Helping customers switch products is an opportunity to build trust
When a brand gains customers, most often, they are switching from one brand to another. Keeping customer needs front-and-center is the best way distributor sales representatives (DSRs) can provide service during this transition.
Supply and demand
The number one reason customers switch brands is due to backorders, says Eric Rothe, program development sales representative in Texas for Micro Technologies. Lack of adequate supply forces customers to evaluate other options.
From there, Rothe lets the customer follow one of three common paths: round up existing supply to extend the customer’s stock; outline equivalent product options; or suggest new products.
“If we’re given ample notice, and there’s still some supply out there, we’ll do what we can to keep the customer stocked,” he says.
If the customer wants to compare similar products, Rothe offers options that align with the most important need, which can be price or efficacy or administration. Opening the discussion to completely different products allows more flexibility.
“We have eyes and ears on the ground every day,” he says. “We can offer suggestions on what other customers are doing and what is working best for their operation. Our customers value our opinion on those matters.”
Customers typically want something similar to what is on backorder, says Joel Boschma, territory manager in Idaho with MWI Animal Health. However, it’s important not to jump to that conclusion.
“Present them with everything,” Boschma advises. “I’m not going to present them with what I want them to buy. You’re going to experience long-term success and loyalty if you give the customer as much help as possible. Help them through the process. A positive experience is the best relationship building opportunity with the customer.”
Boschma owns a 2,000-cow dairy himself, which informs his experiences with products. Even his firsthand experience is carefully framed to the customer.
“I make it a point to mention that it’s only my opinion, so I’m not coming across as influencing their decision. Every customer is different. Maybe a product hasn’t worked so well for me, but it worked great for another customer I have respect for. Every situation is different and every customer is different.”

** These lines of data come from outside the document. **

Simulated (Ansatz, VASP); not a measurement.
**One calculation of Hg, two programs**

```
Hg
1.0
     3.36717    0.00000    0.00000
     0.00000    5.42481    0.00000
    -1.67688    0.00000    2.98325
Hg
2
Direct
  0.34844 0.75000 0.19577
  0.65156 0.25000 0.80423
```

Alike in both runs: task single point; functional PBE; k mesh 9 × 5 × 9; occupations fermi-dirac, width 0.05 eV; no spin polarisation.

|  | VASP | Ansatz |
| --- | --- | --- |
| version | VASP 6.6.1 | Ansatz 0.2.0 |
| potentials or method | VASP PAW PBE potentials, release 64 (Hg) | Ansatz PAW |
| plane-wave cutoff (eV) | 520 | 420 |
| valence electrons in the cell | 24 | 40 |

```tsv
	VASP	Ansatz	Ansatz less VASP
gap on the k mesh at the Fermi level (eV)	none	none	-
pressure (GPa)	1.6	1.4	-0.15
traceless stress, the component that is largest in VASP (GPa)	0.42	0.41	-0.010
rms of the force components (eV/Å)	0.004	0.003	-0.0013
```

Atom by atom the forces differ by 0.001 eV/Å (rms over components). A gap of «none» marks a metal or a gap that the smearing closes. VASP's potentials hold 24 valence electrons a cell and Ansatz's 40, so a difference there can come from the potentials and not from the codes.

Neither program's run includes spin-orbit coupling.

A change in price is another common reason customers want to make a switch. Sometimes Rothe notes these are knee-jerk reactions to regular price increases. Of course, no customer wants to sacrifice efficacy for a less expensive product.
“In some cases, you may have a customer that wants something cheaper, but if it’s not saving cattle it just becomes more expensive in the long run,” he says.
A customer’s comfort level with a product can negate a price difference, Boschma adds.
“Some people will continue to use a more expensive product because they are comfortable with it. With other people, it just doesn’t matter to them at all. For pricing questions, I just hit the high points and leave the decision up to the customer entirely.”
Once in a while, a product comes along that is a “game changer.” With “game changers,” customers may be interested but slow to adopt new technology. In these cases, Boschma emphasizes a trial period over using the product throughout the herd.
“Sometimes people just need time to get comfortable with it, to understand it,” he says. “It’s our role to help them through that process. If it’s a product that you believe can really help them, it’s important to make sure each one of your customers understand. If they are hesitant, I encourage them to try a little and see if it works.”
Participating in manufacturer meetings is a key step in being prepared to answer any customer questions – but especially when considering product changes, Rothe says.
“For new products, I have to pass on what we’ve been educated about in manufacturer meetings. Then, explain to my customers what the benefits are, what the cost efficiency is – or what it may be. At that time, it’s up to them to decide if they want to be a pioneer.”
The DSRs’ first concern is always the customer, Rothe says. However, he considers it a professional courtesy to give manufacturer reps a heads-up when customers may be considering a brand switch due to a negative experience.
“Sometimes, I may call up a manufacturer rep and let him know a particular customer has concerns, and it may be in their best interest to visit with them and try to work out any issues,” he says. “About 70 percent of the time, when a customer has their mind made up, they are going to switch, and it’s going to be hard to sway them in another direction.”
The bottom-line for product choice is a positive customer experience. No matter what the brand or pricing, the product simply must perform.
“At the end of the day, a producer has to use the product that works best for them,” Rothe says. “Other factors that come into play are going to take a secondary role. If the product isn’t effective, pricing and availability aren’t an issue anyway.”